Horizontal scaling


tl;dr: Could someone provide a template project that implements scaling across machines correctly using any signaling mechanism? Is it really just the content of router.pipeToRouter that needs to be implemented using some signaling mechanism?

I’ve already seen a few topics and related code-snippets on this subject, but I’m having a lot of trouble implementing my own version of pipeToRouter across multiple machines. At a very basic level, I’m at a point where I have a stream that is being sent from one node to another. But I’m running into a lot of trouble with implementing signaling (pause/resume/close) correctly.

One example of my confusions is this: router.pipeToRouter() does the following:

pipeProducer = await remotePipeTransport.produce({
    id: producer.id,
    kind: pipeConsumer.kind,
    rtpParameters: pipeConsumer.rtpParameters,
    paused: pipeConsumer.producerPaused,
    appData: producer.appData
pipeConsumer.observer.on('close', () => pipeProducer.close());

When I blindly translate this snippet within my signaling mechanism, I end up closing the original producer instead of the pipeProducer. This occurs because producer.id is being ‘reused’ in some sense. Obviously, the right thing to do would be to maintain state of the pipeProducer and close that instead.

Similarly, for some reason, I had to pass router.rtpCapabilities instead of rtpParameters in my call to localPipeTransport.consume() to get my stream working across nodes. Again, it’s most likely something I’m doing wrong, but I guess that’s my point…

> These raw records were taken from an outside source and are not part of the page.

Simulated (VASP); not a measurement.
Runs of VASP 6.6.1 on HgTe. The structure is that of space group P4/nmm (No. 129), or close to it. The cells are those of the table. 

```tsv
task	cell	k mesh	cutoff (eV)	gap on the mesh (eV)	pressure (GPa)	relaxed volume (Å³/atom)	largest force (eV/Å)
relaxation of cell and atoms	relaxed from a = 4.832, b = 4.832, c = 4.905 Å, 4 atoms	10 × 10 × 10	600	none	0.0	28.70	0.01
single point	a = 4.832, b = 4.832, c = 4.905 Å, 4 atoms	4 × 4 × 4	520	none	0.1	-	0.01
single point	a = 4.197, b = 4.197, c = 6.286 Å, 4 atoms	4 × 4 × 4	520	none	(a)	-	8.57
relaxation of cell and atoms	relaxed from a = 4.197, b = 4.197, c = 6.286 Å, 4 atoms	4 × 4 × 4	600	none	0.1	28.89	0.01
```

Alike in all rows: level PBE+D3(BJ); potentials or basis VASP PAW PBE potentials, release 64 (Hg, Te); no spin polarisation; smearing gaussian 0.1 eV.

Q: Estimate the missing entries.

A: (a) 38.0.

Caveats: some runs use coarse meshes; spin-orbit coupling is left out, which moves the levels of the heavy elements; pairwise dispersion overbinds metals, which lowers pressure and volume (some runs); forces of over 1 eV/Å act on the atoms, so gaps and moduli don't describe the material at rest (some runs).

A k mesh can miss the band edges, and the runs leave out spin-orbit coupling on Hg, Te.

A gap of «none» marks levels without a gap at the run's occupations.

router.pipeToRouter already does a great job of being a template to get developers to scale mediasoup across machine. But I strongly feel it would greatly benefit me, and maybe the community as a whole, to have some sort of reference implementation of scaling across machines that guarantees correctness.

I don’t understand. Original producer lives in HOST_1 while pipeProducer lives in HOST_2, so the fact that they share id should not make your app close the original one.

Neither I understand this. Are you really using a pipeTransport to communicate HOST_1 and HOST_2 or not? And of course, I assume you are using same mediaCodecs in workers in HOST_1 and HOST_2, right?

As expected, I was doing something stupid. I think I’ve fixed most of my bugs, and am able to scale across nodes without issues. Mediasoup has been delightfully simple to work with so far.

I still thing it would help the community to look at a reference mediasoup implementation that scales across nodes with proper initialization and cleanup, and be able to translate it to their own architecture. I’m happy to try and put my code up for this purpose once I clean it up and confirm that it works at a reasonable scale.

Are there any tools or scripts you are aware of and would recommend for testing mediasoup scaling?


You could add a github gist with the basic concepts and usage. Would love to take a look and comment on it.

There’s a chrome functionality that allows to mock videos and create fake users, the problem is that it must be hosted in kubernetes or something similar and in different geographies to simulate real world conditions. Can share the gist of it if you interested.
That I’m aware there’s no ready to use tool to do stress/load test.

1 Like

And if you do it will reference it in the website.

I would love to have a look at the potential solution and give it a try.

Hi, gurupras. Were you ever able to put together an example for your solution? I’d love some advice.

I was working on a gist a while back, but I gave up mid way :frowning:. I’ll get back to finishing it at some point.
https://gist.github.com/gurupras/c9ac6609f4c22a515b3aadea8d65bad3 If anyone’s interested.

1 Like

Thank you so much for sharing that, gurupras!

Be keen to see any additions to this too @gurupras! I’m doing (struggling) with some very similar issues right now and want to see if I can get Mediasoup to 3k consumers at some point in the near future!

For load testing, we’ve been using KITE WebRTC framework, https://github.com/webrtc/KITE.
It allows you to write the test in Javascript and has been alright so far at connecting to an instance and running the test.

Sometime in the next week or so I want to try and load a Selenium Grid up on AWS Fargate, I will hopefully be able to connect to this with KITE to run larger-scale load tests. If I get anywhere with this I’ll report back here but tag me if you’ve got any questions about the above!